Friday, October 7, 2011

The patriarch loses the plot

Among the geopolitical gems that Patriarch Bechara al-Rai has endowed us with in recent weeks is the notion that there is a grand scheme to divide the Middle East into sectarian statelets.

Rai raised this issue on his controversial visit to Paris some weeks ago, and repeated it on the eve of his departure to the United States, when visiting with President Michel Sleiman. The pair issued a statement in which they agreed that Lebanon was facing myriad dangers, among them that plan to fragment the region by religion.

Rarely do clergymen provoke any wistfulness in me, but reading Rai’s remarks I was transported back to the mid-1970s, and those balmy afternoons in the sitting room hearing family elders discussing politics. And it came to me that the recurrent topic of conversation back then was the same elaborate plan to divide the Middle East into sectarian and communal statelets. Who was the mastermind? Naturally, the US secretary of state at the time, Henry Kissinger, while the principal beneficiary of the project was Israel.

A separate part of Kissinger’s plan, we learned, was to empty Lebanon of Christians and hand the country over to the Palestinians (the ships that would evacuate us were said to be offshore, though it was never revealed where we would be deposited). Given that the Christian political groupings looked to be on relatively good terms with Israel, and that Israel was on bad terms with the Palestinians, our adolescent minds were somewhat puzzled by how Israel would benefit. However, the plan was complex, and teenagers had no business questioning their parents—and even less the diabolical ways of Henry Kissinger.

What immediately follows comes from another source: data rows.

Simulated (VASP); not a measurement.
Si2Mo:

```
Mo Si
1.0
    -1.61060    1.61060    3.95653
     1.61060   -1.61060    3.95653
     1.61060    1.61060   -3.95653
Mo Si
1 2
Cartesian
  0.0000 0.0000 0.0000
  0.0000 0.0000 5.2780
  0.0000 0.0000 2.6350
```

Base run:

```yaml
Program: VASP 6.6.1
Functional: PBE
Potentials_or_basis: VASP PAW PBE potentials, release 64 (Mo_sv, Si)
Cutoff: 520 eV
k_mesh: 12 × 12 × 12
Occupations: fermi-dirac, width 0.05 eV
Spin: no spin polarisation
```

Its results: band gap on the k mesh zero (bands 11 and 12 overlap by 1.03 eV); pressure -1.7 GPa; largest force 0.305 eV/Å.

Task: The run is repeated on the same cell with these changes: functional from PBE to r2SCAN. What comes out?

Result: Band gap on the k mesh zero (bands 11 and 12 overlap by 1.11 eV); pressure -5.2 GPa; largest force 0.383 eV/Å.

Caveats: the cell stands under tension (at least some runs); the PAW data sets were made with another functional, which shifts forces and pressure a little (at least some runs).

Decades on, the Middle East still hasn’t dissolved into sectarian statelets. Which makes you wonder, who is in charge of the plan these days? Perhaps Rai knows, or Sleiman. If so, the patriarch has been rather cagey on that point, although he has mentioned the concept of a “new Middle East” as the strategic backdrop to the process. When you hear the words “new Middle East,” you know someone is thinking of the George W. Bush years and the alleged plot to reshape the region in America’s image, of which the Iraq war was a centerpiece.

I’m willing to accept that the Bush administration, for a time, saw Iraq as a lever to alter broad political realities in the Gulf and the Levant in the wake of the 9/11 attacks against the United States. However, the political campaign in Iraq was so incompetently carried out, with American officials often pushing conflicting bureaucratic agendas, that it was obvious by the end of 2003 that Washington was increasingly mystified about how to proceed with the Iraqis. Even as Bush mentioned the “new” Middle East, his military was struggling mightily to contain the consequences of the old Middle East.

And all this had nothing to do with breaking Iraq up into sectarian statelets. If anything, the Bush administration sought to avoid that result at all costs—even if it proposed a federal system for Iraq, which was natural given Iraqi realities. I remember interviewing the deputy defense secretary, Paul Wolfowitz, in 2004, soon after agreement was reached over the Transitional Administrative Law—Iraq’s constitution until a permanent basic law could be agreed. Wolfowitz made quite plain his uneasiness with what he regarded as too much autonomy for the Kurdish areas, a sensitive admission in light of the close relationship between Washington and the Kurdish parties.

Nothing that the Bush administration did in Iraq after that period contradicted American fears of a sectarian breakdown. Yes, there was a battle in Baghdad between the Sunni and Shia communities, but the ethnic cleansing that ensued was not the fruit of an American stratagem. In fact, had the US wanted to split Iraq apart, it would not have played such an essential role in assisting Baghdad to re-impose its writ over Sunni areas, above all Anbar province, in collaboration with the Awakening Councils. Nor would it have attempted to find a solution between Kurds and Arabs over the disputed city of Kirkuk.

What about Syria? If any party to the unrest there today is implementing measures that might break the country up into sectarian statelets, it’s the Assad regime, which Rai has invited us all to reconsider with a more compassionate eye. By unleashing its predominantly Alawite praetorian units and Alawite armed gangs against mainly Sunni protestors, the regime has intentionally heightened sectarian animosities. This it has done to bolster Alawite solidarity and ensure that those in the community remain united; but also to make the prospect of a sectarian civil war so real, that foreign states, to avert this outcome, will not risk undermining Assad rule.

And since when has the US, or for that matter Israel, tried to break Syria up into smaller states? For decades Israel and Syria have been the best of enemies, their border as tranquil as a Sunday afternoon in the Scandinavian countryside. It was no coincidence that in a New York Times interview last May, Rami Makhlouf, President Bashar al-Assad’s cousin, warned: “If there is no stability [in Syria], there’s no way there will be stability in Israel.” Very succinctly, and openly, he admitted that Syria and Israel protected each other—a source of great discomfiture in Damascus, even if Makhlouf was telling the truth.

Priests enjoy vast political intrigue, because so much of it seems to surround their institution. But Rai can do better than offer us a reheated version of a spurious conspiracy theory from the 1970s, reinforced by his sketchy grasp of current realities in the Middle East. Patriarchs really shouldn’t echo dated, imprecise salon gossip.